Looking for a collaborative tool that will help your mobilizers, recruiters, member care folks, administrators and others stay on the same page for each of your projects? Good. So am I. I’m hoping you’ll help. Our organization has been using Central Desktop now for 3 years or so. I like it ok. For a small monthly fee, you can create dozens of “workspaces” that will house your files, discussions, calendars, task lists, drawings, and much much more. Pitch in a little more and it’s all encrypted. You can even use Microsoft Office products “live” and on-line. (Think “SharePoint” only better.) What’s more, there’s a cool status update front end that resembles an encrypted Facebook just for your team. They check in regularly regarding what they’re working on so everybody stays in touch and together. Try it out by browsing to…
http://signup.centraldesktop.com/trak
So if I like it, why do I sound ambivalent? Well, in spite of our best efforts, only certain people have become regular users. I can’t decide if it’s an interface issue or a sheer dislike for a computer “meeting space.” Either way, I’m on the hunt. If you’ve found a better product for the same or similar money per month, please click “Comment” below and share your “find” with the rest of us.
Hi Doug,
At our org we found the same also. If fact we finally took our last backup (which gives you all docs etc) and closed our account.
In my opinion it IS a user interface problem (now bear in mind that we have not been using the current system – so some enhancements may have been made).
After almost 35 in this industry, I have come to the point where I am very critical of user interface and end user value. These are almost always the deal breakers for users. The system may be valid leading edge, but without user adoption – it’s useless!
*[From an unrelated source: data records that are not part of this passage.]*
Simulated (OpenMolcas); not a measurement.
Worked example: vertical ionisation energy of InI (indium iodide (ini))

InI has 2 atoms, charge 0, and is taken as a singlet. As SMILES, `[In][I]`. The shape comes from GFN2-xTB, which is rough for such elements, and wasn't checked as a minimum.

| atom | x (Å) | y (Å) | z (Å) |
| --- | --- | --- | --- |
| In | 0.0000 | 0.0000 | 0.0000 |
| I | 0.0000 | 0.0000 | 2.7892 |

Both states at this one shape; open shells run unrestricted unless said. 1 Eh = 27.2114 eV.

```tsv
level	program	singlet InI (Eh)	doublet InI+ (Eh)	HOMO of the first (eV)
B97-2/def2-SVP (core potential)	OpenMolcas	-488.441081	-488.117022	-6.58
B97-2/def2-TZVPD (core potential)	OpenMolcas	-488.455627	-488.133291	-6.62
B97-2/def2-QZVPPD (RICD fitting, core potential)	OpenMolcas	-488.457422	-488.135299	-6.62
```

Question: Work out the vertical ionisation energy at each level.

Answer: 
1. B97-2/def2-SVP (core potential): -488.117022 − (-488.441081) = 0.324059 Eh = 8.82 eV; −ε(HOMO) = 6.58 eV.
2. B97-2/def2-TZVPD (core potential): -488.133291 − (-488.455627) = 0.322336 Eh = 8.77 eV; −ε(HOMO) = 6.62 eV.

We are currently using Google’s Charity/Education addition of Apps for Domains and my users adopt it before I can finish training!! Google gets it pretty good; though not always, I’d say 80% great. There are inconsistencies in their user interface but it is usually kept simple, minimum clicks to get things done – two very key things to a good user interface. For project management type stuff, we use the Sites too with List pages and links to spreadsheets for detailing project/task info. Users are already signed in so there is no extra login – it links with gmail and calendar, so there’s the benefit of integration AND there is some access control (read/update/own/sharable) right down to a document level. You can set email alerts for sites and spreadsheet updates (I think they will add this to word docs soon too), create forms that feed spreadsheet and even write UI and automation scripts in spreadsheets. Gmail also has some very powerful filtering and find facilities, once learned.
Central Desktop is a good system, especially for project management, just not simple. It can be hard to find stuff – or at least remember where it is in the system etc. A separate login is required so if implemented at least try to use the same username and password users are used to. That alone will eliminate some problems with adoption. If a user can’t remember how to log into the system, how are they supposed to use it!?
System adoption is also a value thing. How much work does it take to get the info you need in or out? C/D has value for some users – hence they adopt it and it works great for them. Others ‘can’t be bothered’ – it’s just too tedious or ‘hard to remember how’.
Hope this ramble helps! ;v)
Karl, it helped a lot! Sounds similar to my own experience.